But, in most cases, voices can not imitate the "voices" well. We can not convert the “voices” into the voices that shake the air.

The language grammar, the ritual-like side of conversation and the utterance tied to customs, that we can not help admitting to be habits we have learned imperceptibly, hinder the conversion.

Though “voices” should have been the same as parols in silence and have been able to completely express everything.

Also when we remember the parols once uttered, what come to mind are sounds rather than letters. Voices disconnected from the body of the person who uttered parols, within others who memorize the voices, become "voices". Parols in the state of belonging to neither the person who utter parols nor who memorize them go on dissolving mutual distinction. They continue to be played as “voices” whose owner is vague. But if we behave as if the “voices” were our own parols, we feel something inconvenient. Still, the "voices" has a difference from the parols of others. However, by the difference, the memory of the fact that once the "voices" were parols that shook air vividly revive. And, the time in which the person who uttered parols have been alive becomes clear. The existence of the person who memorize parols stands out vividly. This existence of the "voices" is, when parols are uttered from within the flesh-and-blood humans, what connects the languages of intangibility and human bodies. The fact that we can understand parols with each other will be also a proof of the connections between us humans that share the physical phenomena of “voices”.

In considering the relationship between the utterance of “voices” and the birth of parols, I refered to the idea of philosopher Giorgio Agamben.

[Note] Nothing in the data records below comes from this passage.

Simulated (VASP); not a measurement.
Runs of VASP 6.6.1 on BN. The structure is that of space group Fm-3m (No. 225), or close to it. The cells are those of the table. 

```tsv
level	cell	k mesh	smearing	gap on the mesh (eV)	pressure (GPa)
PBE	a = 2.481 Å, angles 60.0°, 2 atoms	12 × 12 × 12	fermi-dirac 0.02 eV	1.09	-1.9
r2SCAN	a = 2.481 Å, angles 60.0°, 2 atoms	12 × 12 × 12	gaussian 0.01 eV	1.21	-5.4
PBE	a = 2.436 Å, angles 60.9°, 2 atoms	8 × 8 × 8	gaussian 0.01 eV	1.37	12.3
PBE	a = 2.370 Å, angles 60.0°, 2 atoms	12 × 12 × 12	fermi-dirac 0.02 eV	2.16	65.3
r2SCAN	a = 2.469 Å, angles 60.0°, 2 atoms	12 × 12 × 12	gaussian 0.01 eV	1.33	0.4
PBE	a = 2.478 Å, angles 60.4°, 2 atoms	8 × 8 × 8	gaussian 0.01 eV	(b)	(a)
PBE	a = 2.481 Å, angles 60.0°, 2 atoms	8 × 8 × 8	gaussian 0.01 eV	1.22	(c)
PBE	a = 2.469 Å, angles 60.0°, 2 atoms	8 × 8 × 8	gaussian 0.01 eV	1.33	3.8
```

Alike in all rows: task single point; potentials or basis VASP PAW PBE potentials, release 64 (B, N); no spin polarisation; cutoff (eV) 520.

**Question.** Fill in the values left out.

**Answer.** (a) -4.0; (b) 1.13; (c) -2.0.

We should not regard the concept of voices as mere sounds. If we were able to comprehend the meaning of every sound, we would never have acquired languages. However, since we are not, we always try to translate sounds into meanings. That is, we catch phonemes we have heard, regard them as signifiants (words), and bring out meanings from them. Voices are what we must remove when we have meanings develop and have languages be meaningful.

This process remove all voices from us, and create essential voids in each center of languages, namely, that of speaking. Now, I would name this process which is embodied within the fact languages are generated “voices”. These “voices” are no longer voices as sounds, but exactly, also no longer meanings. Each “voice” is a mere speech act, and it is the basis of existence and time.

(Alex Murray, 2014, “Giorgio Agamben” Seidosha, translated by Kazumi Takakuwa)

Then, I began to think what if I, a native speaker of Japanese, try to grasp “voices”.

Sounds that we utter with our mouths and hear with our ears. When the sounds become parols ?

For example, each unit of one sound such as "あ", "い", "う", "え" or "お" is only how to count sounds conforming to the mechanism of the Japanese to which they belong. "あ", "い", "う", "え" or "お" are not the sounds themselves but how to call sounds when we viewed them from one of the standpoints (“names”).

Suppose what objectify, classify and name the cosmos is language, sound itself that is one of the elements constituting the language also should be able to be counted by being classified conforming to the mechanism of the language, and as a result, comes to have names.

When a sound is called by name, the sound becomes a voice and a parol by the name.

When we humans hear foreign languages which we are not used to in our ears, we feel we have heard the pure "voices" of speakers. In addition, when we try to imitate and pronounce them by ourselves, we feel like we have uttered the genuine "voices" of humans.

Here, I have assumed the existence of some voices.

■to those who utter voices
・voices that have meanings as languages
・voices that do not have meanings as languages

■to those who hear voices
・voices, from that we can infer that will have meanings as languages, and have them
・voices, from that we can infer that will have meanings as languages, but do not have them
・voices, from that we can infer that will not have meanings as languages, and do not have them
・voices, from that we can infer that will not have meanings as languages, but have them

In my work, I considered trying to let some of these voices arise. Silence appearing in the topos where overlaps of voices missed utterance by means of utterrance of many voices. This silence is just what I have tried to seek for. In other words, I tried to “remove all voices from us, and create essential voids in each center of languages, namely, that of speaking” (from the above quotation).

First, I carried out a questionnaire for those whose native languages are other than Japanese, in which I examined whether there are some words of the same pronunciations as the 50 sounds of Japanese from "あ" to "ん" in their native languages. Then, I recorded and collected the voices on the basis of the questionnaire.

・Those who are Japanese language school students during their stays in Japan
・Long-stay foreign workers in Japan
・Tourists I spoke to in the street
・Age, sex, gender and nationality are chosen at random

・The examinees are free to choose or skip words.
・I left it to senses of the examinees whether each pronunciation of the words is the same as each of the 50 sounds.
・I treat each examinee not as a representative of speakers of each language but as an individual speaker of each language.
・I let examinees utter the only words they had chosen and written in order from “あ” to “ん”.

The voices they uttered are played with three images made up of letters in a darkroom. The images are reflected by the projectors to the acrylic plates whose rear side got transparency film put on. The size of one acrylic sheet is 60 inches. Each plate is suspended at a height of human eyes, so the three screens come to be side by side. By using acrylic plates on which I had put a rear transparency film, I made the letters in the images give the impression that they are floating.

The 50 sounds, including ones that have not been uttered, go on playing in a steady beat with the letters of "あ", "い", "う", "え", "お" and the others. When it comes to the beat where no sound is uttered, silence arrives. "あ", "い", "う", "え", "お" and the others by various language speakers with their foreign accents appear one after another in the loop playback.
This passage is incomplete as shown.